View From a Height
Commentary from the Mile High City
Sunday, August 01, 2004

Cheating if it Isn't Close - And it Isn't Your State 

More on that ballot initiative. It turns out that it's funded by an organization called "The People's Choice for President," which sounds like a really bad reality TV series, but just has the potential to spread some really bad reality. It's actually based in San Francisco, and largely funded by Jorge Klor de Alva, former president of the University of Phoenix, and now President of the Brazilian University, Faculdade Pitagoras. He's on the board of the Apollo Institute, a company that creates and runs for-profit colleges and universities, such as the two mentioned above.

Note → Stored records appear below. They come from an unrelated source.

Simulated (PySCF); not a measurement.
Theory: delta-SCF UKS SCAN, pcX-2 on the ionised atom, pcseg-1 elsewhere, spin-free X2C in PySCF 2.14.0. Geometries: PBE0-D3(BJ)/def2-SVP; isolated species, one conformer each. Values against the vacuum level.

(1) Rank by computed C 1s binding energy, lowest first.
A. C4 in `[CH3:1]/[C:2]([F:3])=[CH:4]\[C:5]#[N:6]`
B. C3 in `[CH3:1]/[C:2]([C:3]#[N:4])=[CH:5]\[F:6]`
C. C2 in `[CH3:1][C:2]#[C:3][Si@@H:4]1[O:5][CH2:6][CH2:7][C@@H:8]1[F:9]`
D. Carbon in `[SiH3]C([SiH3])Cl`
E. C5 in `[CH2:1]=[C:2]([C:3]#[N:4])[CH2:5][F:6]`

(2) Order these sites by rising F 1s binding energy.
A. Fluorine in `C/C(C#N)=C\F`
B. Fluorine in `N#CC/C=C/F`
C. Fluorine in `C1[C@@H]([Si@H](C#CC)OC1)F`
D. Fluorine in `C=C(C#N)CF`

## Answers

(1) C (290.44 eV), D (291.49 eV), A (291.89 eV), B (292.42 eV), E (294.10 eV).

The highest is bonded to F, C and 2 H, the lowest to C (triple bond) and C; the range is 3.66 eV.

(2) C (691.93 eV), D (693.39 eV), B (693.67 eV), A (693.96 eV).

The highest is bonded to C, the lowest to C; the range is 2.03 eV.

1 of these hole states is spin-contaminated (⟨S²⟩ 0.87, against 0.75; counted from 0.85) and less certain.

The Colorado organization is known as Make Your Vote Count, a peculiar name for an organization that would dilute the value of your vote by about 90%.


The group chose Colorado to start because, obviously, it's ridiculously easy to get an initiative onto the ballot here. Initiatives are subject to review by the State Supreme Court, on a number of grounds. In the past, initiatives have been denied becuase they dealt with more than one subject, but that doesn't seem to apply here.


Of course, one other state where it's notoriously easy to put things on the ballot is California. The fact that a California-based group chose to conduct experiments here in Colorado suggests that it's not fairness or national reform that motivates them so much as those four electoral votes. After all, is Bush were to poll 45% in California, he might win as many as 25 of that state's electoral votes under the system they want to impose here.


Some of this has been reported earlier, but I don't think people really the whole thing seriously until they showed up with 130,000 names. The Denver Post has shown some integrity by editorializing against the measure (on the editorial page, no less), on June 16 of this year.